Sun Guofeng (孙国峰), head of the People’s Bank of China’s (PBOC) monetary policy department said to state media that “reserves play the vital role of maintaining financial stability and withstanding financial risk.”

“For this reason under current conditions where we are pursuing a war for the prevention of financial risk, maintaining the reserve ratio at a definite level is a necessity.

“Looking at both international and domestic circumstances, at present China’s statutory required reserve ratio is at an appropriate level, and in keeping with the needs of macro-economic adjustments there is definite space for further reductions to the RRR, although that space is limited.”

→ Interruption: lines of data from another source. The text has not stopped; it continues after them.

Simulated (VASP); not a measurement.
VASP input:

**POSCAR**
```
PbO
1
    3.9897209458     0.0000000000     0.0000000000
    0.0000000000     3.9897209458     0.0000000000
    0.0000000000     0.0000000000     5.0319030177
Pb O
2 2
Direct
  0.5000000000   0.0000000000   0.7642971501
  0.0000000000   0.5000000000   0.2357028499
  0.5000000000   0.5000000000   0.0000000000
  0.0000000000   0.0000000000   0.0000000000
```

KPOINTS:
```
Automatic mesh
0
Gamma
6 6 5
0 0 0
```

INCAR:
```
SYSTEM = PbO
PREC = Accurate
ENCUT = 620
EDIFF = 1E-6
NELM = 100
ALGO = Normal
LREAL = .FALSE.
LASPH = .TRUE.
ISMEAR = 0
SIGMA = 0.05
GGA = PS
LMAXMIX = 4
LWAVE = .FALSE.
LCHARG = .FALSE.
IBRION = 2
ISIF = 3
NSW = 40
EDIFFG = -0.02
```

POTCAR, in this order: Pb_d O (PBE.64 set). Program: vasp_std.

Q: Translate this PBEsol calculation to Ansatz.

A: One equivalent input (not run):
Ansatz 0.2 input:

The last cut to the RRR came on 6 January, with PBOC implementing a reduction of 50 basis points.

The cut was an across-the-board reduction, with the RRR for Chi­na’s big banks falling to 12.5%. 

PBOC said it expected the cut to un­leash over 800 bil­lion yuan (USD$114.91 bil­lion) in long-term funds, which will “ef­fec­tively in­crease sta­ble fund sources for fi­nan­cial in­sti­tu­tions to sup­port the real econ­omy and re­duce the cost of funds for fi­nan­cial in­sti­tu­tions to sup­port the real econ­omy.”

The move marked the eighth cut to the RRR since early 2018, amidst ef­forts to prop up flag­ging growth in the Chi­nese econ­omy.